17 September 2004
DAILY REVIEW FROM TATARSTANBelarusian Prime Minister Visits Tatarstan
A delegation headed by Belarusian Prime Minister Syarhey Sidorski arrived in Kazan on 16 September for a two-day visit, intertat.ru reported the same day. The delegation's agenda includes negotiations of cooperation between Tatarstan's YelAZ and Belarus's Minsk Tractor Plant, joint investment projects in the chemical and petrochemical sectors, and opening Belarusian trade house in Tatarstan. The visitors are scheduled to meet with Tatar Prime Minister Rustam Minnikhanov.
World Tatar Congress Develops Ties With China's Xinjiang-Uighur Autonomous Raion
A protocol of intent between the World Tatar Congress (BTK) Executive Committee and the Society for Research of Tatar Culture of China's Xinjiang-Uighur Autonomous Raion was signed in Kazan by BTK Executive Committee Chairman Rinat Zakirov and society Chairman Ilchi Sairani, Tatarinfo reported on 16 September. A delegation of the society is on a visit to Kazan. The protocol includes the exchange of delegations between the two bodies and deliveries of Tatar literature, video, and audiotapes to Xinjiang. The sides also stated the intention to promote contacts between businessmen of Tatarstan and Xinjiang.

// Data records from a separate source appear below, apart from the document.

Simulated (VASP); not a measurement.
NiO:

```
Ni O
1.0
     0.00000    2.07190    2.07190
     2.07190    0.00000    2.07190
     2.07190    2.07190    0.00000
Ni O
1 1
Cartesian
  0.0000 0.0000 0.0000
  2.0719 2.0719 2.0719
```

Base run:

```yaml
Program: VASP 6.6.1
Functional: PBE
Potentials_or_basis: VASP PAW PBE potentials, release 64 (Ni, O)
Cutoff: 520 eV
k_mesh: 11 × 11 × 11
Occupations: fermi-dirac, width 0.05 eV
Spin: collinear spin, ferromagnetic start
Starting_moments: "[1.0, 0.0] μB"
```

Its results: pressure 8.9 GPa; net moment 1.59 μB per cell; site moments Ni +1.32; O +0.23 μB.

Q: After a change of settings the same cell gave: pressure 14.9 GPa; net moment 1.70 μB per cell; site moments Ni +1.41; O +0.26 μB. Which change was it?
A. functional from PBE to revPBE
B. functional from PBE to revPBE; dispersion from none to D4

Kazan Television Company Gets New Owner
StoryFirst Communications (SFC), the leading foreign investor in the Russian television and radio market and owner of the STS television station, purchased the Moscow M1 television station and St. Petersburg's Nevskii kanal, Kazan's Variant, and Perm's T-8 television stations, Interfax reported on 16 September. SFC President and STS General Director Aleksandr Rodnyanskii told a press conference on 15 September in Moscow that M1 will become a kernel of a new television network STS-media. Rodnyanskii said the deal was financed by Alfa-bank, which opened a $40 million line of credit to SFC.
Compiled by Gulnara Khasanova
DAILY REVIEW FROM BASHKORTOSTANBashkir Human Rights Activists Appeal To Russian President
Human rights activists held a press conference in Moscow on 16 September in the wake of a recent rally there calling for the dismissal of Bashkir Interior Minister Rafail Divaev (see "RFE/RL Tatar-Bashkir Report," 15 September 2004), Regnum reported on 16 September. Moscow Helsinki Group Chairman Lyudmila Alekseeva said some participants appealed in a letter addressed to President Vladimir Putin, Interior Minister Rashid Nurgaliev, Prosecutor-General Vladimir Ustinov, and Federal Security Service Director Nikolai Patrushev to ensure that violent actions carried out by employees of law enforcement bodies, including killings and tortures resulting in death, are reported. They also called for the prevention of the hindrance of investigations into criminal cases against republican Interior Ministry employees and their relatives.
Rakhimov Calls Putin's Reform Proposals 'Democratic'
President Murtaza Rakhimov said on 16 September that Russian President Vladimir Putin's recent proposals for the reform of the political system will "actually lead the country along an democratic path." "What took place during the elections of heads of regions cannot be described as anything other than bacchanal," Rakhimov said. He added that "democracy cannot be implemented with the stroke of a pen if there are no century-long traditions of democratic will." Putin proposed that regional governors (except for the presidents of the republics) be nominated by the federation president and then approved by the local legislature. Those proposals have been criticized as undemocratic by the West. However, Rakhimov expressed confidence that the Russian president would appoint worthy candidates. However, he added, a procedure should be established that would allow the veto of appointments, and make them subject to parliamentary approval.
Rakhimov continued that he supports setting up a similar system for appointing heads of raion administration. He said the republic is among Russia's leaders in terms of practically all socioeconomic parameters, which he added is "the result of 100-percent manageability." Rakhimov called for making some federal bodies subordinate to governates, which he said would "drastically reduce the army of Russian bureaucrats whose number exceeds all reasonable limits."